Donald Bruce Hanna, the recently retired astronomy instructor who served for more than three decades as director of Old Dominion University's Mary D. Pretlow Planetarium, has died. He was 60.

Gail Dodge, the chair of the Department of Physics in which Hanna worked until his retirement in December, said a relative of Hanna's called the department on Friday to say that he had died in his sleep.

"Bruce was a wonderful colleague and friend," Dodge said. "He was also a very popular professor, introducing thousands of students to the wonders of science, particularly astronomy, in his many years at ODU. He was a legend and he will be greatly missed."

Mark Havey, an ODU eminent scholar and professor of physics, added, "Bruce has been for many years a mainstay of the department and one of its most public and respected figures in the Tidewater area. With his knowledge and enthusiasm for astronomy and education, he was a major face of the department. He will be sorely missed by us all."

Astronomy students in Physics 104 got the news from Declan De Paor, the research professor of geophysics who succeeded Hanna in the classroom and as director of the planetarium. "Many of you knew him, of course, as your Physics 103 instructor," De Paor wrote in an e-mail to the students. "He was not in good health, but we had all hoped that he would enjoy years of restful retirement after so many years of service to ODU."

Dodge noted Hanna's popularity as the planetarium director. "He gave lots of planetarium shows to university, civic and school groups every year. We would routinely see thank-you notes from school children on his office door. People of all ages were fascinated by his shows."

Hanna came to ODU in the early 1970s to pursue a master's degree in science education. Previously, he had served as director of a planetarium at the Des Moines Center of Science and Industry in Iowa. In 1974, as an ODU teaching assistant, Hanna took the reins of the Pretlow Planetarium from the late C. S. Sherwood, professor of geophysical sciences. Hanna joined the faculty in 1976.

In a 2005 interview, Hanna said, "I think the reason I was hired (at ODU) was I knew how to operate a planetarium. When I started as a graduate student, C.S. Sherwood was running the Pretlow Planetarium, which had opened in 1966. I overlapped with him for two years" before Sherwood retired.

When asked to explain his popularity as a teacher, Hanna pointed in the 2005 interview to his training in education. "I have a master's in science education. I also taught public school for four years early on. I sometimes think students like me because I served time in the trenches teaching public school."

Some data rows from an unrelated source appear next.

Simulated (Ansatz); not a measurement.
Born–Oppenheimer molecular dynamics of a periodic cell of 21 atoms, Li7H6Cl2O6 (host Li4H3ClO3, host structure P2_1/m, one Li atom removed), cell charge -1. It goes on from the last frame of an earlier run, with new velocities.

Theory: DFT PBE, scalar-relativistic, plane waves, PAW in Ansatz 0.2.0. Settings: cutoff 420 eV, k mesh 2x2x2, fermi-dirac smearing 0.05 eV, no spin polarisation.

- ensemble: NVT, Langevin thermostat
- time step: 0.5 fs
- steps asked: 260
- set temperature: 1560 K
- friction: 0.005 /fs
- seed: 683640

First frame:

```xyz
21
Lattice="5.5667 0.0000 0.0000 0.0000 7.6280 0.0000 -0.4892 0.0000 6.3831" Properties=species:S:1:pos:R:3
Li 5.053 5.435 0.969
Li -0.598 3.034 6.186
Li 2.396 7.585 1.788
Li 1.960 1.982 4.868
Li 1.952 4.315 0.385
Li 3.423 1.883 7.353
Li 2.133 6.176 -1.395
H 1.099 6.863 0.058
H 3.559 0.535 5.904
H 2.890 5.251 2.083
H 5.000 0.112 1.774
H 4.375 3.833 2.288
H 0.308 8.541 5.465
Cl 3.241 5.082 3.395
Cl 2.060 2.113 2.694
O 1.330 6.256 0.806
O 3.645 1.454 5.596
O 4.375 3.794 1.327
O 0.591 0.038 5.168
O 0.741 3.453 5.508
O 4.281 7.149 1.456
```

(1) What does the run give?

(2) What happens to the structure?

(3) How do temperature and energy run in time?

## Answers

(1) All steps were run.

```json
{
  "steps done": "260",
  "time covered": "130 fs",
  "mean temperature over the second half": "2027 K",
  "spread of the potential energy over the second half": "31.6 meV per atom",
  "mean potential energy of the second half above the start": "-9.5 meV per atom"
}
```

One of his fondest memories was being invited in 1985 by a former student to supervise an observation program in the Caribbean for Haley's Comet. "Some Navy folks at Guantanamo Bay station wanted to observe the comet, and they were wondering who they could get to help them. One of my former students was a lieutenant down there and he recommended me. So I got this call from Cuba, and they flew me down with my telescopes to show them Haley's Comet. I couldn't believe it. They had 600 people lined up to look at it."

Funeral arrangements were pending at the time this was written.